Marginal constituencies: Qing borderland policies and vernacular histories of five tribes on the Sino -Russian frontier
The Qing dynasty (1644-1911) extended the geographic and social boundaries of Chinese imperium by assimilating physical areas and ethnic groups that were previously at the margins or beyond the direct control of the preceding Ming dynasty (1368-1644). Channels of economic and cultural exchange gradually developed to connect these peripheral places and peoples to the nucleus of the empire. At the same time, the central government preserved their frontier status by governing them differently from the territorial core. The imperial court and other bureaucratic offices in Beijing customized the administration of each frontier region according to official perceptions about indigenous and foreign threats to Qing authority and the utility of human and material resources in the area.

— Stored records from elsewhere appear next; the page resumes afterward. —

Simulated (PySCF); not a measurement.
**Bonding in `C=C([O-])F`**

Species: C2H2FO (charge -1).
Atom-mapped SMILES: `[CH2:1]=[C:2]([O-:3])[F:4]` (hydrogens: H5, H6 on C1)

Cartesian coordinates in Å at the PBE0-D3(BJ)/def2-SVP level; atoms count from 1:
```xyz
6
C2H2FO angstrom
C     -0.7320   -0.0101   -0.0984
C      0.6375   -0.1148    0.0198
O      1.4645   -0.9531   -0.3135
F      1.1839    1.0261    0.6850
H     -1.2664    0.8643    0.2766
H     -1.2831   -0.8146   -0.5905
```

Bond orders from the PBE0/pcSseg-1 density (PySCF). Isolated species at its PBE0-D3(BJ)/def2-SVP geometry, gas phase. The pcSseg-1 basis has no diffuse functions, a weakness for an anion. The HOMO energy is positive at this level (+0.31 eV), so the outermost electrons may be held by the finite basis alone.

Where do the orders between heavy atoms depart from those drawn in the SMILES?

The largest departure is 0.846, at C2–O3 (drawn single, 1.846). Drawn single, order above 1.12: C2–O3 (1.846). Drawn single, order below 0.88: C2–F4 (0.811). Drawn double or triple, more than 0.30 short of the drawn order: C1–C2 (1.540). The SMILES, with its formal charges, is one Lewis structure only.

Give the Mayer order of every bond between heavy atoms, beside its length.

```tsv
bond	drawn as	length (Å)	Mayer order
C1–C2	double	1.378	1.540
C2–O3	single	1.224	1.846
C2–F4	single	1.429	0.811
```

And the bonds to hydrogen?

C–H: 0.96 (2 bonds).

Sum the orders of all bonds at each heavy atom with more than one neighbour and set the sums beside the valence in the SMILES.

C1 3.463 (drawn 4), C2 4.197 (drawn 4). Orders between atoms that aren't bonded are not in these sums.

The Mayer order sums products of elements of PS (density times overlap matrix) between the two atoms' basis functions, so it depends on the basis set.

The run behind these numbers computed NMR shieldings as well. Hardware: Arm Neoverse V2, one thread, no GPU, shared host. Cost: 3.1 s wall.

This dissertation seeks to fulfill two objectives. The first is to examine the development of policies to govern five tribes indigenous to the northern frontier as case studies of how the Qing government used native populations of the borderlands to demarcate and to claim these physical and political spaces as part of its domain. Beijing simultaneously considered these groups as valuable intermediaries and as vulnerable pawns in disputes with the Russian empire over their shared border. The Qing state thereby formulated various strategies of administering the five tribes from the seventeenth to nineteenth centuries to maximize its employment of these groups as military and economic servitors and conversely, to prevent them from facilitating further Russian incursions into Qing territory. As its inhabitants and gatekeepers, the five tribes defined and preserved the borderland.
The second aim of the dissertation is to analyze the long-term impact of these policies as reflected in the historical records produced by the five tribes during the Qing. These oral, textual, and material sources describe individual and collective experiences, and shed light on how these groups responded to the domination of the imperial state. The five tribes' modern-day descendants have used these "vernacular histories" to commemorate and to interpret their ancestors' contributions to the establishment and maintenance of Qing territorial integrity. They have also adopted many aspects of their Qing period heritages as fundamental components of their contemporary ethnic identities.